Is there any way to parse JSON with trailing commas in Ruby? - ruby-on-rails

I'm currently coding a transition from a system that used hand-crafted JSON files to one that can automatically generate the JSON files. The old system works; the new system works; what I need to do is transfer data from the old system to the new one.
The JSON files are used by an iOS app to provide functionality, and have never been read by our server software in Ruby On Rails before. To convert between the original system and the new system, I've started work on parsing the existing JSON files.
The problem is that one of my first two sample files has trailing commas in the JSON:
{ "sample data": [1, 2, 3,] }
This apparently went through just fine with the iOS app, because that file has been in use for a while. Now I need some way to parse the data provided in the file in my Ruby on Rails server, which (quite rightfully) throws an exception over the illegal trailing comma in the JSON file.
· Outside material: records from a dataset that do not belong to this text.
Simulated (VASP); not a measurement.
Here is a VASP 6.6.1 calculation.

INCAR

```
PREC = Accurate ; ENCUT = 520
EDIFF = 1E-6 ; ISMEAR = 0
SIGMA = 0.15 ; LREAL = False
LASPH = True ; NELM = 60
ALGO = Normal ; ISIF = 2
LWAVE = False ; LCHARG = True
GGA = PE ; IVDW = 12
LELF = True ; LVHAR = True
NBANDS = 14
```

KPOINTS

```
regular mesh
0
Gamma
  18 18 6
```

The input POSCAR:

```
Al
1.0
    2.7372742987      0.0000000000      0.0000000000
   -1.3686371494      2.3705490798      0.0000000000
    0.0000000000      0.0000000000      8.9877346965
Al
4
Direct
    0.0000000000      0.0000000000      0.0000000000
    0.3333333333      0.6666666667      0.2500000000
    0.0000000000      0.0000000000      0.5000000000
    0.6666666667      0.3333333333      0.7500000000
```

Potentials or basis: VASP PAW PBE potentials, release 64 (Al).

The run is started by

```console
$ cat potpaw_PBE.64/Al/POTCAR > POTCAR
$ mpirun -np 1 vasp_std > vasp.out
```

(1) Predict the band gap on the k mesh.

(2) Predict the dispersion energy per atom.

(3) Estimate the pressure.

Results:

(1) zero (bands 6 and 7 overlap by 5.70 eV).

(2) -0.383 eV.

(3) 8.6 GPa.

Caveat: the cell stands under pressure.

I can't just JSON.parse the code, because the parser, quite rightfully, rejects it as invalid JSON. Is there some way to parse it -- either an option I can pass to JSON.parse, or a gem that adds something, etc etc? Or do I need to report back that we're going to have to hand-fix the broken files before the automated process can process them?
Edit:
Based on comments and requests, it looks like some additional data is called for. The JSON files in question are stored in .zip files on S3, stored via ActiveStorage. The process I'm writing needs to download, unpack, and parse the zip files, using the 'manifest.json' file as a key to convert the archived file into a database structure with multiple, smaller files stored on S3 instead of a single zip that contains everything. A (very) long term goal is for clients to stop downloading a unitary zip file, and instead download the files individually. The first step towards that is to break the zip files up on the server, which means the server needs to read in the zip files. A more detailed sample of the data follows. (Note that the structure contains several design decisions I later came to regret; one of the original ideas was to be able to re-use files rather than pack multiple copies of the same identical file, but YAGNI bit me in the rear there)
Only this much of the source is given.